1,000 new teaching positions to be created as a first step in the process to implement the BCTF’s landmark Supreme Court win

The BCTF has reached agreement with the BC Public School Employers’ Association and the provincial government on the interim creation of more than 1,000 new teaching positions while discussions continue on full restoration of teachers’ unconstitutionally stripped-away collective agreement language.

“Since the BCTF won our court case back in November, we have been moving forward with two goals,” union President Glen Hansman said in a news statement released on Thursday, January 5. “The first goal was to get as many teachers as possible back into schools and classrooms as quickly as possible. This $50 million agreement is the first step. It means hundreds more teachers will be in schools working with students across the province in a matter of weeks. The second and most important goal— full implementation of the 2002 collective agreement language—will now be the focus of talks between the two parties.”

Hansman said the agreement is in no way a final resolution, nor does it impact a future agreement on full implementation of the restored language. While the new funding is badly needed, and will help many teachers and students, the government will have to provide significantly more funding to meet the requirements of the Supreme Court of Canada’s ruling.

“We have to find a way that is both practical and appropriate for the education system we have today,” Education Minister Mike Bernier said in a separate statement. “This new funding will help to kick-start the changes we all know are required following the recent Supreme Court of Canada decision. While the positive negotiations continue, we’re going to keep focused on solutions that work for kids in their classrooms.”

The two parties can now turn to the task of fully implementing all the language that was restored by the court. The two sides will meet again next week to continue discussions.

“It’s important for parents and the public to understand how our contract language made a difference for kids,” Hansman said. “It guaranteed supports for students with special needs, and manageable class sizes for all. It ensured teacher-librarians, counsellors, English language and other specialist teachers were there to give students the individual attention they need.”

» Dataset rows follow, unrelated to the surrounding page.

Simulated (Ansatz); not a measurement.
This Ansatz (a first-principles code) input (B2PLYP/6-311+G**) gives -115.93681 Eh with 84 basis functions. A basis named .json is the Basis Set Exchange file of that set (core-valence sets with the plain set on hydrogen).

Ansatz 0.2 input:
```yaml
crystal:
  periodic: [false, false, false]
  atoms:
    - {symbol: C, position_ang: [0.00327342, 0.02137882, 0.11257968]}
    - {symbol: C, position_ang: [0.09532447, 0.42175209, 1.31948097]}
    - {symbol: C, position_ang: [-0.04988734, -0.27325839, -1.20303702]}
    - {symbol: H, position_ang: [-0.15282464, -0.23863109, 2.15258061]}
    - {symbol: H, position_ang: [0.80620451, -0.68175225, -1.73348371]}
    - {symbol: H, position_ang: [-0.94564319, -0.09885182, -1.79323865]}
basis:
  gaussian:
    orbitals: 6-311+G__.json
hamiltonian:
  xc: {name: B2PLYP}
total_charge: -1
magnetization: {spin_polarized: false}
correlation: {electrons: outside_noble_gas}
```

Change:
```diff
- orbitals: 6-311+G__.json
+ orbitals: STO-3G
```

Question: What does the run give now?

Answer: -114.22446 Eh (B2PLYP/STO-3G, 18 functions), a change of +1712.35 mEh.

Key points of the Memorandum of Agreement include:

  • $50 million in new funding from the Ministry of Education to create 1,000–1,100 teacher full-time equivalents (FTE) for the balance of the 2016–17 school year.
  • The new funding will be used to implement two priority measures: adding enrolling-teacher positions and non-enrolling positions in schools (for example: counsellors, teacher-librarians, special education teachers, and other specialists across all grades).
  • Allocation of the net new funding at the school district level needs to be jointly developed and decided through a district committee established by the Superintendent and the local union President.  Decisions about what jobs will be posted and where needs to be decided by the local parties. There will also be a dispute resolution process if there is no agreement between local parties.